It would seem that inspiration has struck yet again. I warn you though, dear reader, before you go on, that this particular blog may be filled with gushy and gooey sentimentality, cheesy clichés, and may tug at the gag reflexes oh so gently.
And so, for those brave of heart and strong of stomach and disposition, I continue…
I’m not quite sure when it was that this latest realization hit me…I think I may have been leading up to it for a few days, weeks perhaps. I’m starting to acknowledge my anxiety triggers and do something about them before they manifest themselves in a huge swirling ball of jealously, inadequacy and general gloom. Take earlier for example: I received a message from my dear sister saying that they were in Graskop yesterday, and I immediately felt as though, her, along with everyone else, is having soo much more fun than I am. I had to stop and remind myself that yesterday I was in Cambridge, lazily and dreamily sitting back in a punt been chauffeured along the river by the prettiest and most angelic-looking punter. I had a great time yesterday!

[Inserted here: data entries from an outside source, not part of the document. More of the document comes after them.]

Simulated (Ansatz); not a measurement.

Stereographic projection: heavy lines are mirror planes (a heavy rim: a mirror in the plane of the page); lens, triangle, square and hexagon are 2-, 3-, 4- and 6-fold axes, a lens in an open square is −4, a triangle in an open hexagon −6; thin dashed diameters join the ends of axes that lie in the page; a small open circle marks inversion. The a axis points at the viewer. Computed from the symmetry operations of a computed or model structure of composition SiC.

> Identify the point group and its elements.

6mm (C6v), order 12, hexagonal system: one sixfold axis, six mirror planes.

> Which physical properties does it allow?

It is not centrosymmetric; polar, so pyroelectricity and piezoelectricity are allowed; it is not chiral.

…And of my constant fretting about not been pretty. I may not be beautiful, but that doesn’t make me ugly, and I can most certainly deal with that. I feel as though my life has been on hold for so long and I’ve been so afraid to do anything, so shy and scared and terrified of not been good enough and therefore not doing anything at all. But I think that I make a damn fine Karen and really, what more can I aspire to? There will always be those a lot better off than me and good for them I say!
So…now armed with my new sense of value, self worth and newly acquired confidence, I’m off to the city to wow a few more people, earn some money and spread a little fabulous. Right after I compulsively check my e-mail again.